I wasn’t a fan of Facebook IPO, I mean, $38/share? It’s one thing to be hopeful and another to be an emotional fool.
What you see now is a correction because everyone that could make money (bankers, lawyers etc) have been paid, let me add, handsomely.
Let’s be clear here, Facebook’s revenues grew 32%. That said, investors are not happy. Stock closed at $21.09 yesterday; 21% drop since July 27th, day after the earnings announcement. 45% drop since the IPO.
Facebook is not your conventional company. Its business model revolves around analyzing ginormous amounts of user data and then innovating mechanisms to monetize it. As of June 2012, it had 872 million active users, but not customers. Its customers are advertisers and we the users are the product being sold.
Facebook is a media network, similar to Google, not a social network. It happens to have a social component, that’s about it. It should be treated similar to any other media network dependent on advertising revenue.

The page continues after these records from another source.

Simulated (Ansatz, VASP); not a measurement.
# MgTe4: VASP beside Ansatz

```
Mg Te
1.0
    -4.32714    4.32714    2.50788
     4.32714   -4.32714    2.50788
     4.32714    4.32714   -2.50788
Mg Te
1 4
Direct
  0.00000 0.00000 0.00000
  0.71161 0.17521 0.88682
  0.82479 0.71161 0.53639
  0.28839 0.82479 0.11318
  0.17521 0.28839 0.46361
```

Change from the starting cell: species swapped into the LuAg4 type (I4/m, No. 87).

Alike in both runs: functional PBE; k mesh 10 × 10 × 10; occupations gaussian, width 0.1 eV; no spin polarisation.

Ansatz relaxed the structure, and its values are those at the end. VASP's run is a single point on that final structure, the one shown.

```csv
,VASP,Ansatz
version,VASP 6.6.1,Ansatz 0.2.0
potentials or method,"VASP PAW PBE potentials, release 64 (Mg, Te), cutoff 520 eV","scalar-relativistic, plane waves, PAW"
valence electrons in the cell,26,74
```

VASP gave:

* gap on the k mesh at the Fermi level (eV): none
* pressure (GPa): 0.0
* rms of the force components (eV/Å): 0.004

That said, Facebook is worth $9/share as of this writing.
It’s very simple math.
Take yesterday’s closing price, $21 x shares outstanding of 2.74 Billion = $57 billion. But it is not worth $54 billion because it’s 2011 revenue was $3 billion. In tech industry, stocks trade at an average 8 times (conservative) the revenue. Revenue times 8 gives us $24 Billion. That means the market price of its stock should reflect that reality but it doesn’t because if it did, the stock would trade at $9 ($24 Billion/2.74 Billion shares outstanding).
That doesn’t mean Facebook is a dud, it’s not, just overvalued.
Here’s some radical advice for Facebook.
Take the company private, charge 99 cents for monthly access, keep the ads on free accounts, and concentrate on retaining top talent.